Even his deeply unsettling putting stroke seems to fix itself for the majors and he's taken well to Augusta's pacey greens.
Although his form is mediocre, he often saves his best for the big four, and if he continues his strong putting at Augusta, he may well contend again.
The 2021 champion certainly had the game for Augusta, with form figures of 5-T7-T11-19-T32-T13 prior to his win, and he finished T14 after winning in 2021, but his form isn't quite what it was when he won here two years ago.
Despite that, an even-par final round would've seen him finish in the top 10. As it was, the final day was a struggle, but the liking for Augusta remains.
Patrick Reed was another LIV golfer who showed he's still got it, certainly around Augusta National.
His magical short game and putting were on display once again, and catapulted him to a T4 finish on Sunday.
Shane Lowry admitted he still wanted to learn about Augusta's nuances, and it seems he's very much acclimated to the place.
His last four finishes read T25-T21-T3-T16 and he'll hope to find himself contending once again.
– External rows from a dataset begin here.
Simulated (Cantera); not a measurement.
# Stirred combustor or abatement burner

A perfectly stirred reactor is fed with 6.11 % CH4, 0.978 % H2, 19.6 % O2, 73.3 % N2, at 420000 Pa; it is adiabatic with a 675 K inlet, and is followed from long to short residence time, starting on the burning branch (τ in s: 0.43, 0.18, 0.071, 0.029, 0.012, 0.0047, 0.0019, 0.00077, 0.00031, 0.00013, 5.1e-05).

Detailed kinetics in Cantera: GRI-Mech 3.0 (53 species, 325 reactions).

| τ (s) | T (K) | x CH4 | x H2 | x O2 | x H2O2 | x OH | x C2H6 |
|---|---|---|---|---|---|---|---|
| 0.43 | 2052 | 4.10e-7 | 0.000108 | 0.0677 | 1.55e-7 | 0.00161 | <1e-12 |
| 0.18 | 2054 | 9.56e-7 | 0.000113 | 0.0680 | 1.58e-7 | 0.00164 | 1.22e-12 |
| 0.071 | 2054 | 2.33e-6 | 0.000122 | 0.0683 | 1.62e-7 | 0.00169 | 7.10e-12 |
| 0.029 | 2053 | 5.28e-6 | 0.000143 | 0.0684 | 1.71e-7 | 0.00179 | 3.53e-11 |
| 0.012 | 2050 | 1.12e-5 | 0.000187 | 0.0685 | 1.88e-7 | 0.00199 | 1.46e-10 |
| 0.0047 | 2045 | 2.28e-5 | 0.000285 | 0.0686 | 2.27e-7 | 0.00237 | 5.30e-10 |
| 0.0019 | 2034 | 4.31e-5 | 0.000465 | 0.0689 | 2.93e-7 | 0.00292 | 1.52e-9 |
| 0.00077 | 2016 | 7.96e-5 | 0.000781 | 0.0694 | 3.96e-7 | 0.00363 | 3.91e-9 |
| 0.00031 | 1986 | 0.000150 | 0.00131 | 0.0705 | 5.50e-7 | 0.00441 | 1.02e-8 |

Battling a neck injury throughout the season wasn't ideal prep for Matt Fitzpatrick at the 2023 Masters, but he recorded a solid T10 finish.
Having changed his game, he's perhaps better suited to the course than in previous years, and he'll hope to be in better condition - and form - next time around.
Despite his good form coming into the event, Tyrrell Hatton openly dislikes Augusta National, and still failed to muster a top-30 finish, and it's perhaps the least likely of the four majors for him to win.